Imagine a game, where you have to pass n successive levels.
$\frac{1}{2}$ of the players get past the first level.
$\frac{1}{3}$ of the players get past the second level, given that they've passed the first level.
$\frac{1}{4}$ of the players get past the third level, given that they've passed the second level.
What is the expected value of level at which a random player stops?
What I thought was: The Probability of passing the second level is $\frac{1}{3}$(probability of winning the second game) * $\frac{1}{2}$(probability of passing the first level) = $\frac{1}{6}$ .

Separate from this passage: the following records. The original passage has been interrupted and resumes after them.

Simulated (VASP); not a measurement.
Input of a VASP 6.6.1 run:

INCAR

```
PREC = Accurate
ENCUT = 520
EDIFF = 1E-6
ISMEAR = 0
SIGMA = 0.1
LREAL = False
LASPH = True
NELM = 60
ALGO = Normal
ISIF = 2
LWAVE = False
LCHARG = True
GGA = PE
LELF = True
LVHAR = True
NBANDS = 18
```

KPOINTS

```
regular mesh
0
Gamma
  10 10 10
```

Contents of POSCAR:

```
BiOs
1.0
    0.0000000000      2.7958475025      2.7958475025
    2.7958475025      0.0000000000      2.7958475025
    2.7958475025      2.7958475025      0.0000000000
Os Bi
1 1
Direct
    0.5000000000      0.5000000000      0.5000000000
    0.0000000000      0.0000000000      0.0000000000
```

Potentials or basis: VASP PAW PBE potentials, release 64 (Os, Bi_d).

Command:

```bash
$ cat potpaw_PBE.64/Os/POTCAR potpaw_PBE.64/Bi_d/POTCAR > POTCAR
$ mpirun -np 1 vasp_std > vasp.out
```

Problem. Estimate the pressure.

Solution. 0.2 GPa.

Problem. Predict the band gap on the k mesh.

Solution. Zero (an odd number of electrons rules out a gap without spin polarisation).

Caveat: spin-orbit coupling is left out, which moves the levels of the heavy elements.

The Probability of passing the third level is $\frac{1}{6}$* $\frac{1}{4}$= $\frac{1}{24}$.
So in general the probability of winning the n-th game is $\frac{1}{(n+1)!}$.
Knowing that the expected value of a random Variable is given by:
$$ E[X] =\sum_{i = 0}^n {iP(X=i)}= \sum_{i = 0}^n {\frac{i}{(i+1)!}} = 1 $$
Which apparently is incorrect.
Here's my professor answer (At the beginning of his supposition he says "Let X be the level")
Can someone explain how he arrives to the conclusion that the answer is indeed $e-1$, I mean why he doesn't use the normal Expected Value formula ?
Thanks to everyone who will take some of their time even to read this far.
For a rv defined on non-negative integers, the mean can be calculated also in the following way
$$\mathbb{E}[X]=\sum_x P[X>x]$$
$x=0,1,2,...$
thus the solution is
$$\sum_{i=0}^{\infty}\frac{1}{(1+i)!}=\sum_{k=1}^{\infty}\frac{1^k}{(k)!}=\sum_{k=0}^{\infty}\frac{1^k}{(k)!}-1=e-1$$